"Last Chance Harvey": A DVD Movie Review

I couldn’t wait to see “Last Chance Harvey” when it was released to DVD. I missed the opportunity of seeing it at the theater. Consequently, I was determined not to miss it once it came to DVD. After all, it starred two of my generation’s greatest actors in Dustin Hoffman and Emma Thompson.

“Last Chance Harvey” centers on jingle writer Harvey Shine (Hoffman), a man who has devoted his life to his profession. On the way, however, he has let everyone else in his world fall by the wayside. That included not only his former wife, played by Kathy Baker, but also his daughter, Susan (played by Liane Balaban).

As the film opens Harvey is on his way to England to attend the wedding of his estranged daughter. He isn’t particularly happy about making the trip, but feels that he must go despite the fact that he thinks it stupid for two American kids to get married overseas.

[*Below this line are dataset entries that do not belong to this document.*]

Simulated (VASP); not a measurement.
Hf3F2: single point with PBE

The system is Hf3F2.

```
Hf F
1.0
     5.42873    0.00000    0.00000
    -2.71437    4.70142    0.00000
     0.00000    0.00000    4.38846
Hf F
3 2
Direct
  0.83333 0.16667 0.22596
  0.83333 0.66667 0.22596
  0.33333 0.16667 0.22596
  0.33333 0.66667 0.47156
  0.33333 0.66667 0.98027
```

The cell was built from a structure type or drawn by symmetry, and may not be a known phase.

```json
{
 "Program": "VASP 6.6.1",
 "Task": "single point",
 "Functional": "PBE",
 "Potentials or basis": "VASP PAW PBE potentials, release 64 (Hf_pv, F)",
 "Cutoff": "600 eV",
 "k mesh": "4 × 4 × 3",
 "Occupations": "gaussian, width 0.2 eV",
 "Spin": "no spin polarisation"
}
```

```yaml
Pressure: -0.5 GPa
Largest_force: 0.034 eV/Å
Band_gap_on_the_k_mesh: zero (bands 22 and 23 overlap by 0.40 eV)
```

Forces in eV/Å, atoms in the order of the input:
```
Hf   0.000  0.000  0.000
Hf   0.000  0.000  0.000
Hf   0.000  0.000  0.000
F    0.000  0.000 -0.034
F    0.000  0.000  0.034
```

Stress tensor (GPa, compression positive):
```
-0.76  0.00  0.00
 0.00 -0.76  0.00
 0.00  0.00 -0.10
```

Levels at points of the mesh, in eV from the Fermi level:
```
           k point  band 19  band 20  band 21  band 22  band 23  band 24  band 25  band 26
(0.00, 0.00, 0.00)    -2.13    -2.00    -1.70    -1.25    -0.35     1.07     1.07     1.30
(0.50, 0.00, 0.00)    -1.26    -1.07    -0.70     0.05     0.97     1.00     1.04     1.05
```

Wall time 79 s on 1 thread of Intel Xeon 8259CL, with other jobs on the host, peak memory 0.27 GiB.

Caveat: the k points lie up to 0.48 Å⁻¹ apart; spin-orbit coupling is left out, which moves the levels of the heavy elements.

While Harvey crosses the ocean to England, the audience is introduced to Kate Walker (Thompson), a single woman whose life is totally controlled by her mother, played by Eileen Atkins. It is obvious that she is unhappy but equally obvious that she isn’t really ready to make a real romantic connection.

Harvey and Kate first meet at the airport as Harvey hurries to claim his baggage. Kate tries to stop him to ask some questions for the firm that she runs. He brushes her off rudely and continues on his way without a second thought.

The film progresses slowly in the beginning, seeming to drag on a bit too long. The audience watches Harvey as he tries to interact with people with whom he obviously has nothing in common. That, unfortunately, includes not only his new son-in-law to be but also his own daughter.

On Kate’s end, the audience learns that Kate’s mother is leery of her new neighbor who constantly seems to be burning something in the shed that he built in his backyard. While she isn’t certain exactly what is going on, she remains convinced that it is something nefarious.

After Harvey reluctantly attends the wedding, he rushes back to the airport to catch his plane back to the states. However, he misses his flight and ends up getting fired from his job. It is when he goes into an airport lounge to drown his sorrows that he actually pays notice to Kate.

The two strike up a conversation and eventually end up sharing their life stories with one another. Before they know it, they realize they have spent  the entire day together. When Kate finds out that Harvey skipped his daughter’s reception, she goads him into attending. He agrees, but only if she will go with him.

At the wedding, thanks to Kate’s influence, Harvey begins to look at things with new eyes and ends up making a beautiful toast to his daughter, his new son-in-law, his ex wife, and even her new husband. Kate and Harvey dance the night away and roam the streets continuing to talk until dawn.

That is as much of the film as I am willing to share. To go any further would definitely spoil the movie.

I like this film. I don’t love it as much as some critics did, but I like it. Both Hoffman and Thompson are consummate actors who seldom go astray. They don’t in this movie either.

Kathy Bates and James Brolin (the daughter’s new “dad) are both excellent as well. So is Atkins as Kate’s wacky mother. I have to say, however, that I’m not that impressed by Balaban. She does well enough but doesn’t leave a lasting impression.

The screenplay, penned and directed by Joel Hopkins, is charming. I would have liked it to move a bit faster but that’s just me.

Overall, I would give “Last Chance Harvey” just  three out of five stars. It us good, but it definitely isn’t a movie that I can wholeheartedly recommend.

RATING SCALE USED:
0 = A stinker. Don’t waste the money!
1 = Bad. Rent it at your own risk.
2 = Below average. See only if you have time to kill.
2.5 = Average. A toss up.
3 = Good. Worth a looksee.
3.5 = Very Good. I recommend it.
4 = Excellent. Don’t miss it!
4.5 = Outstanding. What are you waiting for?
5 = Destined to become a classic. You will be sorry if you don’t see it.